Getting Bushwhacked by Alamo Endowment Insiders


Ray Myers was hoping to bring grassroots sensibility to the “Re-Imagined Alamo” project when he reached out, last April, to Land Commissioner George P.  Bush. Instead, he discovered that in order to have a say on what becomes of the Shrine of Texas Liberty, you have to cough up a quarter of a million dollars.

A well known conservative activist, Myers hoped to become a member of the board of the Alamo Endowment, which currently is composed of ten exclusive members who, to the knowledge of Alamo CEO Douglass McDonald, were not asked to make up-front contributions.

“I personally spoke to [Bush] in April. I expressed my concerns about the ‘Reimagine’ plan and specifically asked why there weren’t any grassroots Texans on his planning committee. He responded that there should be additional Texans on the committee and promised to get back to me the following day.”

On April 28, Myers received a phone call from Bush’s political director Ash Wright, who offered a position on the board with the caveat that he pay out 250 large.


Myers was emphatic. “‘The conversation is over.'”

The current goal is to raise approximately $500K from private donations, though $106 million has been set aside for Alamo-related projects by the Texas Legislature during the 2015 and 2017 sessions. Sadly, some of this came from the Rainy Day Fund. Unfortunately, there is no good way for the public to determine how these dollars will be spent.

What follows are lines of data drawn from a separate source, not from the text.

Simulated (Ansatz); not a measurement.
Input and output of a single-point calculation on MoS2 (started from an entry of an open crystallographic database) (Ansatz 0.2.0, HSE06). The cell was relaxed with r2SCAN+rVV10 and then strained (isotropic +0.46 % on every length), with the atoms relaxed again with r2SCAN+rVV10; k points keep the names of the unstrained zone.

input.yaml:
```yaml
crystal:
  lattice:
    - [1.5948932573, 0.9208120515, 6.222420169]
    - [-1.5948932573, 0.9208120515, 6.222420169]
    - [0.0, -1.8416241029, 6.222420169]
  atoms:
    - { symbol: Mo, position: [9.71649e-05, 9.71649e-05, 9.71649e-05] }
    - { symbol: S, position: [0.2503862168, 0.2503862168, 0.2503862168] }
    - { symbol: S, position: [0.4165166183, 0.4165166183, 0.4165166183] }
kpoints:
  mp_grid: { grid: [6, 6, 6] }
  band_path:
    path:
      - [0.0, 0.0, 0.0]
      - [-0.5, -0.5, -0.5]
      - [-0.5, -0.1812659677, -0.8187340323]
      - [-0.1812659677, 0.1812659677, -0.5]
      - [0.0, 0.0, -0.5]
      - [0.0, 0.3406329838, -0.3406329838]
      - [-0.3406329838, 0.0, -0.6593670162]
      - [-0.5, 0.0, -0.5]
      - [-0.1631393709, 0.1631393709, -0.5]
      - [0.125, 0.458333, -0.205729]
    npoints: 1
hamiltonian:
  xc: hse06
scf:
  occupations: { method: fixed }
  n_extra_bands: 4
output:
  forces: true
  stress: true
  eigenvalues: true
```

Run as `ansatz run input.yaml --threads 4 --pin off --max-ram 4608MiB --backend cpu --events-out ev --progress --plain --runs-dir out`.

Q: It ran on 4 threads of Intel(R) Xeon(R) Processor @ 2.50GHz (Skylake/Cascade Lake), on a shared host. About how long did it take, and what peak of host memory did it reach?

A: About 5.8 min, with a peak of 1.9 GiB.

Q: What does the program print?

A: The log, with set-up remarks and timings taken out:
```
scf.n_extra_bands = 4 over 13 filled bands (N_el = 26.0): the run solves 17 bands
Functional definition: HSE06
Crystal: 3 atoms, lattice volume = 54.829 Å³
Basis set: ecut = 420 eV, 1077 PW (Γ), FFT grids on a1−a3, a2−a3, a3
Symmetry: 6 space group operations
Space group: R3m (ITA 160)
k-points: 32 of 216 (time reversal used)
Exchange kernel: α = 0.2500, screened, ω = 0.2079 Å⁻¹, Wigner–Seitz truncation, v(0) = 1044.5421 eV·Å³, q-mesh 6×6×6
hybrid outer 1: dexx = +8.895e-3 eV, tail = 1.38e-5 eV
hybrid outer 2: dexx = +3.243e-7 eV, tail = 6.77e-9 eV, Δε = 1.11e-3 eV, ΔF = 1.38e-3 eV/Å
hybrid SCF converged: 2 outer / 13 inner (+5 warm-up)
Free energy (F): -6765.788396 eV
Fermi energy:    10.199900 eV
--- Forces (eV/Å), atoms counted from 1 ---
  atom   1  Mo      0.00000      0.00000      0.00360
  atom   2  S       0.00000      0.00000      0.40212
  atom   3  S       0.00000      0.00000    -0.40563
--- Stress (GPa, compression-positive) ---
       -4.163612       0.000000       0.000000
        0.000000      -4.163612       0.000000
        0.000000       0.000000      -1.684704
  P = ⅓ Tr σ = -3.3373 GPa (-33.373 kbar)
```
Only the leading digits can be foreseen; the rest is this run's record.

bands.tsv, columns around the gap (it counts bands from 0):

Kelly Shannon, executive director of the Freedom of Information Foundation of Texas, characterized the problem. “‘One of our biggest worries is what is yet to come.'” “‘We feel there is an increasing incentive for governments to put money into nonprofits where there is less or no transparency and accountability. If we’re talking about government services and taxpayer money, the public has a right to know how its money is being spent.'”

Richard Range agrees that the situation is murky at best. “[Bush] is in effect signing contracts with himself, which is illegal and unethical….What we’re seeing is a slush fund that’s designed to make a lot of rich people richer.”